Under Review

Dark Glasses

S/T (Self-Released)

by Jasper D Wrinch


When they say ‘don’t judge a book by its cover,’ they hadn’t come across Dark Glasses’ new self-titled record. One glimpse at the album artwork — a painting of a bouquet of flowers almost swallowed by darkness — reveals a detailed representation of the sound within.

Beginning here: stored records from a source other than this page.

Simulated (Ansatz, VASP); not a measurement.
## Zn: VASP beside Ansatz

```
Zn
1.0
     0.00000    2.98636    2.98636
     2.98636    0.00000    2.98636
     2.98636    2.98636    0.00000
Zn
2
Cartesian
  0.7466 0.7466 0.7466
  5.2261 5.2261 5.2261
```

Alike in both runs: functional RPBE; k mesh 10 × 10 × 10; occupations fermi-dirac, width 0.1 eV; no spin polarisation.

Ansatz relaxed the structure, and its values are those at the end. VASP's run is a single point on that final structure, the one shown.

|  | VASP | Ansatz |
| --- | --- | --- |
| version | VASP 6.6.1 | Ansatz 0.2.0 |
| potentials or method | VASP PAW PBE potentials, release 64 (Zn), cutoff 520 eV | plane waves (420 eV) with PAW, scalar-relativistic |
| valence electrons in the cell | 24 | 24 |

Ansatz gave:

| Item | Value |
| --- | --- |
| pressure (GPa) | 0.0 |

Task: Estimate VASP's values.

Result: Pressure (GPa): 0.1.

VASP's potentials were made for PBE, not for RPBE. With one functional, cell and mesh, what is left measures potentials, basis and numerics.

The four-piece lo-fi post-punk band hailing from Victoria wade their way through shadowy instrumentation, eerie vocals, and low lit atmospheres, occasionally bursting through with bright and beautiful moments. The very beginning of the very first track stands as a beacon of light in Dark Glasses’ gloom; a crescendo of lightly distorted guitars skitter across one another, bright notes rolling and bouncing back and forth, only to cease suddenly, making way for a clean and quick drum beat. After a few moments, the bass and the guitars kick back in, shifting the tone of the track from gleaming to gloomy.

Almost halfway through the record, Dark Glasses once again illuminate with their shortest track on the record, instrumental “Robber.” Oscillating synths that sound straight from Tarkovsky’s Solaris swell and recede for less than a minute, clear and devoid of any of the record’s haze.

But for the most part, Dark Glasses wallows in darkness. Vocalist Declan Hughes rarely reaches upwards or downwards for notes, settling in to a monotonic croon. Drummer Adam Martin shifts between tight, rapid fire delivery, to lethargic beats. The notes on Caleb Kramer’s guitar generally land a near quarter note off from the expected mark. Bassist Rob Coslett lets the low end get lost beneath it all. On the penultimate track, “Blindness,” the gloom of the record is exemplified with its groggy rise from a low end drone into a detuned guitar rattling overtop a slow and steady drum line.

Yet, from the glittering guitar lines of “In Vogue,” to the saccharine lyrics of “You Know It’s True,” Dark Glasses choose the moments to irradiate their post-punk blackness carefully. More often than not, Dark Glasses sounds as if the band was in the process of tuning up when they hit record, but flashes of artistry and expertise rise up through its murky depths.